UCSB Winter 2023 teaching notes
During the introduction, play with the GapMinder data in this interface
Episode 1: Introduction to R and RStudio
- Download gapminder here as a demo. In episode 2, we will get it again as part of a repo.
- Setting up the RStudio project is a giant preview of episode 2
- This will enable us to skip (or review) loading the data in episodes 3 & 5
Episode 2
- Demo starting a new project by cloning the solution repo.
- The gapminder csv will be in the data folder.
- Save and push one script per episode!
- Run through the ‘solutions script’ to demonstrate everything we are going to cover in the workshop
- Running a script from top-to-bottom with no errors is an important part of reproducibility!
Episode 3
- If you managed to get help all the ways listed in this episode before you get here, then you can run through the content as a quick review.
- This is an excellent place to make up spare time.
Episode 4
- This lesson is a LOT of typing.
- Don’t expect Learners to solve Challenge 1, but give them time.
- Skip matrices–and all subsequent mentions of them
- Matrix-related text was removed. Challenges are marked as ‘don’t do’
- Remaining challenges are 1, 2, 3, and 6
- Can you squeeze in gapminder examples along the way?
Episode 5
- skip non-unique names down to ‘Data frames’
Episode 6
- skip `%in% under removing columns.
- Use alternate challenge #4
Episode 7: Data Frame Manipulation w/dplyr (partial)
- Stop at ‘Connect mutate with logical filtering’
Episode 8: ggplot
Timing
Leave about 30 minutes at the start of each workshop and another 15 mins at the start of each session for technical difficulties like WiFi and installing things (even if you asked students to install in advance, longer if not).
Lesson Plans
The lesson contains much more material than can be taught in a day. Instructors will need to pick an appropriate subset of episodes to use in a standard one day course.
Some suggested paths through the material are:
(suggested by @liz-is)
- 01 Introduction to R and RStudio
- 04 Data Structures
- 05 Exploring Data Frames (“Realistic example” section onwards)

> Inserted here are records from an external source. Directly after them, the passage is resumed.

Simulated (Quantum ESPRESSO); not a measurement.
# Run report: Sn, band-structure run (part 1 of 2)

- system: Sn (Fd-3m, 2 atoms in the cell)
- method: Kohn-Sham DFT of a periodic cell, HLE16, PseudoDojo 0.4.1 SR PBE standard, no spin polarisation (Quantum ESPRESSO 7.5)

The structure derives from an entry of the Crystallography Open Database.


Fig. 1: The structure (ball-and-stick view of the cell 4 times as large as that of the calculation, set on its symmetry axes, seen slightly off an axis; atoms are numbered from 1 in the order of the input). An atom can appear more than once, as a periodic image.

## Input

- 08 Creating Publication-Quality Graphics with ggplot2
- 10 Functions Explained
- 13 Dataframe Manipulation with dplyr
- 15 Producing Reports With knitr
(suggested by @naupaka)
- 01 Introduction to R and RStudio
- 02 Project Management With RStudio
- 03 Seeking Help
- 04 Data Structures
- 05 Exploring Data Frames
- 06 Subsetting Data
- 09 Vectorization
- 08 Creating Publication-Quality Graphics with ggplot2 OR 13 Dataframe Manipulation with dplyr
- 15 Producing Reports With knitr
A half day course could consist of (suggested by @karawoo):
- 01 Introduction to R and RStudio
- 04 Data Structures (only creating vectors with
c()
) - 05 Exploring Data Frames (“Realistic example” section onwards)
- 06 Subsetting Data (excluding factor, matrix and list subsetting)
- 08 Creating Publication-Quality Graphics with ggplot2
Setting up git in RStudio
There can be difficulties linking git to RStudio depending on the operating system and the version of the operating system. To make sure Git is properly installed and configured, the learners should go to the Options window in the RStudio application.
- Mac OS X:
- Go RStudio -> Preferences… -> Git/SVN
- Check and see whether there is a path to a file in the “Git executable” window. If not, the next challenge is figuring out where Git is located.
- In the terminal enter
which git
and you will get a path to the git executable. In the “Git executable” window you may have difficulties finding the directory since OS X hides many of the operating system files. While the file selection window is open, pressing “Command-Shift-G” will pop up a text entry box where you will be able to type or paste in the full path to your git executable: e.g. /usr/bin/git or whatever else it might be.
- Windows:
- Go Tools -> Global options… -> Git/SVN
- If you use the Software Carpentry Installer, then ‘git.exe’ should be installed at
C:/Program Files/Git/bin/git.exe
.
To prevent the learners from having to re-enter their password each time they push a commit to GitHub, this command (which can be run from a bash prompt) will make it so they only have to enter their password once:
$ git config --global credential.helper 'cache --timeout=10000000'
Pulling in Data
The easiest way to get the data used in this lesson during a workshop is to have attendees download the raw data from gapminder-data and gapminder-data-wide.
Attendees can use the File - Save As
dialog in their browser to save the file.
Overall
Make sure to emphasize good practices: put code in scripts, and make sure they’re version controlled. Encourage students to create script files for challenges.
If you’re working in a cloud environment, get them to upload the gapminder data after the second lesson.
Make sure to emphasize that matrices are vectors underneath the hood and data frames are lists underneath the hood: this will explain a lot of the esoteric behaviour encountered in basic operations.
Vector recycling and function stacks are probably best explained with diagrams on a whiteboard.
Be sure to actually go through examples of an R help page: help files can be intimidating at first, but knowing how to read them is tremendously useful.
Be sure to show the CRAN task views, look at one of the topics.
There’s a lot of content: move quickly through the earlier lessons. Their extensiveness is mostly for purposes of learning by osmosis: so that their memory will trigger later when they encounter a problem or some esoteric behaviour.
Key lessons to take time on:
- Data subsetting - conceptually difficult for novices
- Functions - learners especially struggle with this
- Data structures - worth being thorough, but you can go through it quickly.
Don’t worry about being correct or knowing the material back-to-front. Use mistakes as teaching moments: the most vital skill you can impart is how to debug and recover from unexpected errors.